Namibia is purported to have some of the most beautiful postage stamps in the world. But what’s more fascinating are the stories behind the artful images they depict—plant and animal life, traditional cultures, history and landmark events. Many people are unfamiliar with Namibia—until they visit on our motorcycle safaris and fall in love with her.
This month, as if in a book, we read millions of years of geological processes in Vingerklip and Mûgorob, two giant rock formations.
Imagine a huge rock finger protruding from earth, pointing skyward. That’s the image that comes to mind with Namibia’s Vingerklip, and until 1988, Mûgorob. The former still stands but the demise of the latter is subject to much speculation.
As you stand there in the hot, dry desert it’s hard to imagine the area cold, under water, or covered in ice. But the writing is in the rocks and their ancestry can’t be denied.
Vingerklip protrudes 35 metres high and about 15 meters wide, balancing precariously on a hilltop in the valley of the seasonal Ugab River. Once a magnet for rock climbers, Vingerklip is now strictly off limits to these adventurers.
The monolith is also fascinating for geologists, who read its layers like a book. Packed within in its strata are stories compiled over millions of years, depicting how the landscape was formed. It’s a tale of dramatic climate extremes, rising and falling sea levels, changing temperatures, movement and deposit of massive rocks by swift water, and the sculpting by erosion over lengthy periods of time throughout these mega natural cycles.
From Vingerklip’s base, two other large terrace islands can be seen in the Ugab Valley, and as impressive as they are, they’re flat topped and appear stable.

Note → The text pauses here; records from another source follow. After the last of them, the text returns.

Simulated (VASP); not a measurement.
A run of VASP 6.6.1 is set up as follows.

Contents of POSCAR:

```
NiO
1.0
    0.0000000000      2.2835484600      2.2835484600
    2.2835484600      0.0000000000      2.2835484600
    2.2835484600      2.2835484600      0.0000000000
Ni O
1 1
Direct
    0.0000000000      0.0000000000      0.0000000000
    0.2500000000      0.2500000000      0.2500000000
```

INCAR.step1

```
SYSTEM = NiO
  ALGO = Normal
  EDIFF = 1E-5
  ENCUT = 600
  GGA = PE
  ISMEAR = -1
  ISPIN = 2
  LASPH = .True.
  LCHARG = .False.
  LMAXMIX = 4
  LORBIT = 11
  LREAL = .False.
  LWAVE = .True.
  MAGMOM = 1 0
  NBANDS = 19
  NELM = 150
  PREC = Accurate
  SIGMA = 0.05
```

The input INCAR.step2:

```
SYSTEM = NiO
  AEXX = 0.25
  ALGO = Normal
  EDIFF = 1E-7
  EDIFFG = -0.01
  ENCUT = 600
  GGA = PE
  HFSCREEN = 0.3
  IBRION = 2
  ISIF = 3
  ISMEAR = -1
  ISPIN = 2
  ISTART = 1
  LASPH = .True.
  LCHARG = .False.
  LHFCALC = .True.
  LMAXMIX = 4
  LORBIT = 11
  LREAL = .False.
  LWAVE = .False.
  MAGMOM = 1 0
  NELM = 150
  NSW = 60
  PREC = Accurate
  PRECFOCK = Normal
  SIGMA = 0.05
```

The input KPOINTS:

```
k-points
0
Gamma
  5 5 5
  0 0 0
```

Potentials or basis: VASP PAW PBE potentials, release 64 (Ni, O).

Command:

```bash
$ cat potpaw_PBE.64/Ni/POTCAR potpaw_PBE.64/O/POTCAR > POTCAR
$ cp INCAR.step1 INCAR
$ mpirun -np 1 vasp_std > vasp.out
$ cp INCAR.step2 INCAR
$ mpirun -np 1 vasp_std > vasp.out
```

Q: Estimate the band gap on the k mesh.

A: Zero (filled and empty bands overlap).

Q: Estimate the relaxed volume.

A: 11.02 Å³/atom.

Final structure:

Although the translation is controversial, Mûgorob has come to mean the Finger of God by some, and there are those who say He shook it in 1988, sending the giant tumbling to the riverbed, shattering as it went. Prior to that, it stood 12 m high and 4.5 m wide, balancing on a narrow mudstone base. After defying sun, wind, and rain for thousands of years, there’s a great deal of conjecture as to the reasons for its demise.
Scientifically, three factors offer a logical explanation. First was the rain, which fell during the days before the collapse, flaking off and dissolving the mudstone at its base and forming an extremely slippery mudslick.
Secondly, the rock tower created tremendous pressure on its own base, creating a fault plane at a 45-degree angle to the force. Eventually it had to give.
But it was likely an event occurring 7,500 km away that was the catalyst, although it wasn’t immediately identified as such. The seismological station in Windhoek registered shock waves from a devastating earthquake in Armenia, measuring 6.9 on the Richter scale. Strong aftershocks lasted for about an hour, and when combined with the other factors, were enough to bring the colossus down.
Legends abound however, particularly because it was the time Apartheid was gathering energy. Was it a sign?
What’s irrefutable is that both formations are testament to the forces of nature. As slow and imperceptible as they may be, geological processes are continuously at work, shaping our world.